With back-to-back wins over Australia and New Zealand, and with Argentina sitting top of The Rugby Championship table, Michael Cheika’s star is shining brightly. So, could he return to coach the Wallabies after next year’s World Cup?
Cheika, who left the Wallabies after the 2019 World Cup exit, joined Brett McKay and Harry Jones on The Roar Rugby Podcast this week, to reflect on his success in Argentina so far, and his thoughts on the future. You can stream the episode in the player below, or follow on your preferred podcast app.
Cheika is clearly loving his time with Los Pumas, and the particular challenge he faces there with a unique approach to his coaching stable and players who play club rugby in the northern hemisphere but internationals in the south, so it’s no wonder he’s not looking beyond the 2023 RWC.
But while he continues to succeed, and Australia decides what comes after Dave Rennie takes the Wallabies to France, there will be those who would like to see Cheika return.
“This has been unreal. It’s energised me. It’s a challenge,” Cheika said of his time in Argentina.
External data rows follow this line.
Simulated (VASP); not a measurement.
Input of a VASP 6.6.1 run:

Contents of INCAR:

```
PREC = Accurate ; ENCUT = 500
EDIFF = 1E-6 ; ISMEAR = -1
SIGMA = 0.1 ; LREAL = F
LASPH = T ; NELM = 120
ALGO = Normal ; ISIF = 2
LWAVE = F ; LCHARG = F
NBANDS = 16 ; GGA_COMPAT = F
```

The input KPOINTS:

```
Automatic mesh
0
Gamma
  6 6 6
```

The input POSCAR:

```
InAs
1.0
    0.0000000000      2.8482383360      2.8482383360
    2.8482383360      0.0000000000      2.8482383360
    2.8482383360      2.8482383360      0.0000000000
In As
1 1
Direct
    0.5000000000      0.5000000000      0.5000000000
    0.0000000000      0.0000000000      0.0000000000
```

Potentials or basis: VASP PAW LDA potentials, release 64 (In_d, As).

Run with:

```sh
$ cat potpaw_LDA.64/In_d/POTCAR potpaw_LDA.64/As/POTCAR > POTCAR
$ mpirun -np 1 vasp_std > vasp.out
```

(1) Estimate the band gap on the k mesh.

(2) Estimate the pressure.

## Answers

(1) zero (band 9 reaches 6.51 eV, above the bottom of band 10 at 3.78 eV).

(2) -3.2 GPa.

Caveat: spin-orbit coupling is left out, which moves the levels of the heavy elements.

“I know it sounds corny, but I love that. I enjoy creating things and trying to get teams to be successful and helping them get back up off the ground when they’ve been unsuccessful.”
As far as what the future holds, he adds: “I’ve never been huge on planning as far as that’s concerned. If I do well and I still enjoy it and I can do well, I’ll keep doing it and see what happens. I’ve been very focused on getting this right for the guys here.
“I’ve got a lot of friends that are connected into the Argentina world so I want to do well for them, want to do the best I can.”
Asked if he might be coaching at the 2027 World Cup, perhaps even for Australia on home soil, Cheika said: “That’s so far away it’s not funny.
“I just want to enjoy what I’m doing now. I’ve never been a sort of person who will orchestrate for the future.
“Inside the team there’s definitely planning, and inside my business yes, but I don’t feel like I need to do that for myself because what you do every day will lead to what happens tomorrow. Invest in what’s happening now and the rest will look after itself.”
“Every time I ring my kids, they’ve always got a Wallaby jersey on,” Cheika said. “Now I look at the team with a different set of eyes. You never know what could happen at the World Cup so you have to be ready mentally for those confrontations.
“I’m happy they beat South Africa. I’m not scared to say that but I’m the Argentinian coach.
“And obviously, when that time comes, I’m 100% Argentinian but I’m an Aussie and want them to do well, just not when they play us.
“I’ve got a lot of good friends still in that team and guys, I’ve spent a lot of time with. From day one, since I left. Australia. I’ve always tried to be supportive.
“I’ve always tried to say the right thing when I’m doing the commentary because I genuinely feel that way. That’s why the last couple games were a bit strange to me.
“But I enjoy it with the Argentinian guys. They’re good fellas.
“Do I want Australia to do well? My kids came down to the game in San Juan and they were struggling because they didn’t know who to support. I just tell them to do whatever they want. My youngest is a massive Hoops fan. Hoops wasn’t playing so that swung him over to Argentina.”
New Zealand’s struggles and Australia’s latest win over South Africa have many Aussies dreaming of an end to the Bledisloe drought. Cheika laughed when he was asked if he was one of them.
“I can’t be doing that! I can’t be dreaming about other teams winning trophies,” Cheika said. “If they do it, that’s good. But I won’t be dreaming about it.”
Cheika also reveals how he is preparing the Pumas mentally for a massive challenge this weekend, having shocked the All Blacks last time out, his thoughts on Michael Hooper and the stress of big time rugby, and how he looks at his coaching and commentary gigs.
“I’ve never considered myself a career coach,” he reveals. “It’s like do your best and see what happens next and if you’re enjoying that… I don’t consider it a career. I’ll be honest, I don’t even consider it as work. It’s coaching footy.
“I’m being honest. There are people out there doing real jobs. Coaching footy is not a real job. It’s time consuming and it’s got all that stuff. But it’s great fun.”